EVER WONDER: Glass Making

By Jacque Scott

Ever think about everyday glass and how it came to be? It might surprise you if you learned that glass really is made in about the same way that you make taffy? First the materials are boiled together until the mixture is just right, and then it is poured into molds, or blown into bubbles of various shapes, or rolled into plates.

This seems a strange way of making something hard but brittle, doesn’t it? But, there are only a few basic things that make up everything and these are called elements. It is how they are put together in different combinations that give us all of the things that we see around us. You know how iron is melted and mixed with other materials to give us steel. In the same way sand, which is silica, and soda, or potash, are melted together. The mixture is then cooled and allowed to harden into what we call glass.

Before people learned to make glass, they had found two forms of natural glass. When lightning strikes sand, the heat sometimes fuses the sand into long, slender glass tubes called fulgurites, which are commonly called petrified lightning. The terrific heat of a volcanic eruption also sometimes fuses rocks and sand into a glass called obsidian. In early times, people shaped obsidian into knives, arrowheads, jewelry, and money. We do not know exactly when, where, or how people first learned to make glass, but it is believed that the first manufactured glass was in the form of a glaze on ceramic vessels.

Some people say that it really was the early Mesopotamians that gave us the art of glass making, because some pieces of well made glass have been found dating back to the third millennium BC. It can be traced back to 3500 BC in Mesopotamia. Archaeological evidence suggests that the first true glass was made in coastal north Syria or Mesopotamia. Then they gave it to the Egyptians.

But the early Egyptians might have found out how to make glass by accident. The soil there is mostly sand, and in Egypt straw stacks were burned. They would find lumps of glass in the ashes. Today we would probably think that an old soda bottle had melted but in old Egypt there were no glass bottles or manufactured glass of any kind. The sand had melted with the heat of the fire and mixed with the potash from the ashes. Those materials joined and hardened to become glass.

As the Egyptians got better at the art of glass making, they used an interesting method called core-forming. A shaped core was made of clay and dung, and molten glass was wrapped around it. It was then shaped by rolling it on a smooth surface.

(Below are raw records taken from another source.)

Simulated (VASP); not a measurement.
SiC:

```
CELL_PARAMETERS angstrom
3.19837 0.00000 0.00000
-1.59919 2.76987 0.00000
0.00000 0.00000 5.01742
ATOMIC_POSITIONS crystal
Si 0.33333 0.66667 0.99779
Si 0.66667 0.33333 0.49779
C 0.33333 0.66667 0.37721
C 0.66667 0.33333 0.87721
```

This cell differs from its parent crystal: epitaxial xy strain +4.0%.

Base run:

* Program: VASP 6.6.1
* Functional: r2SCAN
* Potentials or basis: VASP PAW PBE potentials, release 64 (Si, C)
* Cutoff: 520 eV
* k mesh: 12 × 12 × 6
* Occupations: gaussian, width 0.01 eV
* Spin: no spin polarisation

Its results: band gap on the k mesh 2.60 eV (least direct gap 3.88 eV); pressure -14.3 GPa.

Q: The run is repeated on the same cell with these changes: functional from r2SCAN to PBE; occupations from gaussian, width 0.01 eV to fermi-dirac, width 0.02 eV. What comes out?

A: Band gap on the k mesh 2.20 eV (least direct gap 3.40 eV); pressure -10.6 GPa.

Glass blowing came in at the end of the first century BC and revolutionized glass production. By blowing thru a hollow tube, the glass blower could make intricate things at the end of the tube.

So, the Mesopotamians probably taught the Egyptians, who taught the Greeks, who taught the Romans. Eventually, Venice, Italy became the most famous city in the world for making fine glass products. The Venetians spun glass into very fine threads and made wonderful colored glass windows for churches.